Monday, November 2, 2009

Scipio Marriages in 1865

It was 1865 and the end of the Civil War was approaching. Transportation problems and successful blockades were contributing to severe shortages of food and supplies in the South. Starving soldiers began to desert Lee's forces. In February General Sherman moved from Georgia up into and through South Carolina, destroying almost everything in his path.
On March 25, General Lee attacked General Grant's forces near Petersburg, but was defeated -- attacking and losing again on April 1. On April 2, Lee evacuated Richmond, the Confederate capital.
On April 9 R. E. Lee and U. S. Grant met at Appomattox Courthouse, and agreed on the terms of surrender. Lee's men were sent home on parole -- soldiers with their horses, and officers with their side arms. All other equipment was surrendered. And on April 14, as President Lincoln was watching a performance of "Our American Cousin" at Ford's Theater in Washington, D.C., he was shot by John Wilkes Booth.
Back in Scipio, as in many of our country’s small towns and villages, life continued as it always had. And that included eleven marriages recorded as of June 5, 1865, for the preceding year (June of 1864 – June of 1865). Some of these men were veterans of the Civil War, their names appearing in the Town Clerk list for Scipio that I have mentioned earlier this year.
June 7, 1864, Alanson Reynold, age 25, married Cathrine Hudson, 21, in Scipioville in a ceremony solemnized by a Baptist clergyman. And on June 11, 1864, Alphus Jaquette, 25, married Dannis Jones, 19, in Groton, NY. Alphus was a veteran of the Civil War.
September 6, 1864, Elwood H. Fell, 21, married Lavicy Akin, also 21, in Scipio.
On December 10, 1864, the last marriage recorded for the calendar year occurred between John Blowers, 21, and Phebe F. Thurston, 17, by a Justice of the Peace. John was a veteran of the Civil War.
On February 25, 1865, Theodore Smith and Thalia E. Reynolds, ages 21 and 20 respectively, were married in Scipio and that was solemnized by a Baptist clergyman. Theodore was a veteran of the Civil War.
Just a few days later on February 28, Artimus Ward, 35, married Phebe C. Ames, 23; also in Scipio in a Baptist ceremony.
March brought 4 more weddings:
James Dresser, 21 and Sarah Brister, 19, were married in Auburn in a Presbyterian ceremony on March 12. On March 14, Humphrey T. Crapo, 30, married Martha M. Van Liew, 28, in Scipio. March 23 brought wedding bells for John Knox, 32, and Elizabeth Bulkley, 29, in an Auburn Presbyterian ceremony; and March 26th saw Benjamin Houghton, 34 and a widow, and Eliza Forbes, 25, also married in Auburn.
On April 20th, Theodore Wallace, 27, and Charlotte Wadsworth, 21, were married near Utica, NY.
I will look up my copy of the Clerk’s Book of Civil War veterans, and will soon share with you what it has to say about John Blowers, Theodore Smith and Alphus Jaquette.

1 comment:

Roger A. Post said...

Thanks for the marriage dates! I filled in a couple of blanks and corrected a mistake.
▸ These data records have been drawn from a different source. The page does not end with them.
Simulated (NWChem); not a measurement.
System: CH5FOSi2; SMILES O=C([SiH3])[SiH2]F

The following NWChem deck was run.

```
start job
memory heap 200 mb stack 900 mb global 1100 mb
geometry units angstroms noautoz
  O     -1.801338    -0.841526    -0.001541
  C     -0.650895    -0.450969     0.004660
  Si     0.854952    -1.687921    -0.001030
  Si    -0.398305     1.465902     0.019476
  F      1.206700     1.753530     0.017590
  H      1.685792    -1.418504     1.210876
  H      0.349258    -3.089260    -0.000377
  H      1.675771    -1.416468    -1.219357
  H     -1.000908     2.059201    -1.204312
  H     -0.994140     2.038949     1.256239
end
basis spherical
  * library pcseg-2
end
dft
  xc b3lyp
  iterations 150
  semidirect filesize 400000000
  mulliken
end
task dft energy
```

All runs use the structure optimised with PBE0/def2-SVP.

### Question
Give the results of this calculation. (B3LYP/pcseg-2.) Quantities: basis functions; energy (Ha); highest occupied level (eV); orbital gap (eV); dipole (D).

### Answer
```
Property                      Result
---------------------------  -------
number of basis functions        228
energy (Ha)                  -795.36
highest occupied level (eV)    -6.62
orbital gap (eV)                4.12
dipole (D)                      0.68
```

Readers may wish to know that the marriage date of John Knox and Elizabeth Bulkley is incorrectly given as 1856 (probably a transposition) in the following source: Bernard Corcoran (digital images copyright 2001, 2002), Biographical Review of Leading Citizens of Cayuga County, New York 1894, (Biographical Review Publishing Company, Boston - Cayuga Co. NYGenWeb, p. 488

With respect to the marriage of Humphrey T. Crapo and Martha Van Liew, it seems she only lived until 1869, dying sometime after the birth of a daughter, May C. Crapo. Martha was a granddaughter of Revolutionary War veteran, Frederick Van Liew, subject of your recent blogs on rededication of his stone in the Cornwell Cemetery.

Lavicy (Lovicy) Akin was a daughter of Edward and Harriet Akin of Scipio, who both died in 1853. In 1860, Lovicy was listed as a domestic in the household of Amza Wood.